To remind drivers of the dangers, four groups have combined to produce three banners that will be displayed in various high-traffic areas around the county. They will display the message: “Caution. Slow Down. Share The Road.”
To start with, those banners are at the Farm Bureau office on Sunset Drive, and at two locations along U.S. Route 51 (one about five miles north of Vandalia and one about five miles south).
Sponsoring the banners are: the Farm Bureau, South Central FS, Country Financial and the Illinois State Police.
“We have to move from field to field,” Cripe said, “and motorists need to be prepared to slow down when they come up behind us. Farmers try to move over to let motorists get by, when possible.”

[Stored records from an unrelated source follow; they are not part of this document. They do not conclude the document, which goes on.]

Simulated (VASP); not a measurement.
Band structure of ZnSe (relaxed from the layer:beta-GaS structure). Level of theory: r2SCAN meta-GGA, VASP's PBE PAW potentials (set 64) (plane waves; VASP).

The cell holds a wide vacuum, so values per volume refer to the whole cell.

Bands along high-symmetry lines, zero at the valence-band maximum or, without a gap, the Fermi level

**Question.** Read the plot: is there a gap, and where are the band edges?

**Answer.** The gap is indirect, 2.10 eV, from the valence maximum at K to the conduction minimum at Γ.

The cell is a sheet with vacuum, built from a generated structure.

Tractors and other farm equipment are required to have the triangular “slow moving vehicle” emblem displayed on the back of the equipment. Those emblems should tip off motorists that the vehicles are moving considerably slower than highway speed for other vehicles.
“Drivers need to remember not to put others in a dangerous situation,” said Adam Braun, chairman of the Farm Bureau’s Young Leaders committee. “Before going around farm equipment, they need to make sure that they are in a passing zone and that there is no oncoming traffic.”
Cripe added: “There is the most potential for danger when motorists are coming up behind equipment and at bridges (where the farmer must move his equipment farther into the roadway to avoid hitting the bridge. No passing zones are dangerous, too, because people are tempted to take chances.”
Marshel said that the campaign’s goal is to prevent accidents.
“We’ve been fortunate that we haven’t had any serious accidents in recent years,” he said. “We want to keep it that way.”
Currently, most of the farm machinery on the roads is tractors pulling tillage equipment or planters. Marshel noted that within the next month, combines will join them as winter wheat becomes ready for harvest.